Employment and Support Allowance (ESA) is a benefit for people whose ability to work is limited by ill health or disability.

ESA is just one of the benefits you may be eligible for as a carer. You can claim it using the Employment and Support Allowance claim form. To find out more, read our page on the range of benefits for carers, or call Carers Direct on 0300 123 1053.

If you're making a new claim because your ability to work is limited by illness or disability, you must claim ESA. There are two types of ESA:

  • Contributory ESA is payable if you've paid enough national insurance (NI) contributions in a set period, or if you become too ill to work when classed as a young person.
  • Income-related ESA is a top-up benefit that can be paid on top of contributory ESA, or if your income is too low. The amount of capital you have may affect the amount of income-related ESA you receive.

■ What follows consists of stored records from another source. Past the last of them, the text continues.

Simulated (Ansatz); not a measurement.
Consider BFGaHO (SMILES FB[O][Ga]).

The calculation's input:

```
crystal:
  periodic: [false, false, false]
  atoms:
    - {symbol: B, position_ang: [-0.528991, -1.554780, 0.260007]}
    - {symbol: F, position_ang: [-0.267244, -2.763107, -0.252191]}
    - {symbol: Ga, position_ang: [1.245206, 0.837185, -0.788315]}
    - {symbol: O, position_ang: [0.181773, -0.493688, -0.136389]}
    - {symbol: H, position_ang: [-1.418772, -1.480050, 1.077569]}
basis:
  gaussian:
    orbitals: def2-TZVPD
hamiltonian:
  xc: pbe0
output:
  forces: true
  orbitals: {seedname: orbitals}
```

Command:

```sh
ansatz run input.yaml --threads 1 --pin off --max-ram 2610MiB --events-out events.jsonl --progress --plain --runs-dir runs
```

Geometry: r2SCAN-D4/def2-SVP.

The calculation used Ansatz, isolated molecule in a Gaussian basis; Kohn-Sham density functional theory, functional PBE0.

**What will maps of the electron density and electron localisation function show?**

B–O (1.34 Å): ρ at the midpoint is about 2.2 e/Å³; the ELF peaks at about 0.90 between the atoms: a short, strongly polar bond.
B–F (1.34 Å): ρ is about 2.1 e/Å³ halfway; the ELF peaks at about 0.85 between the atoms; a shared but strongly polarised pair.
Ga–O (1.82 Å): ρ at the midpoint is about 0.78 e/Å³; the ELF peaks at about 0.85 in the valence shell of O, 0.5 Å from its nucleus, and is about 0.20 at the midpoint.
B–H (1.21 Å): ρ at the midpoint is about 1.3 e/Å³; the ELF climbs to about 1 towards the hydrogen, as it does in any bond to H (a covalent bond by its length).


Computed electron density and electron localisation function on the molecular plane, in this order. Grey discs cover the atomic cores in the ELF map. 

Find out more about contributory and income-related ESA at GOV.UK  What you'll get.

When you'll receive ESA

You will only receive ESA if you are deemed to have limited capability for work. During the first 13 weeks of your claim, you’ll have a Work Capability Assessment. The first part of this assessment decides if you have limited capability for work and can qualify for ESA, or if you should claim Jobseeker’s Allowance (JSA) or another appropriate benefit.

If you pass the first part of the Work Capability Assessment, you'll have a further test. This looks at the severity of your illness or disability, and determines whether you’ll be required to take part in activities designed to help you get back into work during your ESA claim. For more details, see GOV.UK  How to claim.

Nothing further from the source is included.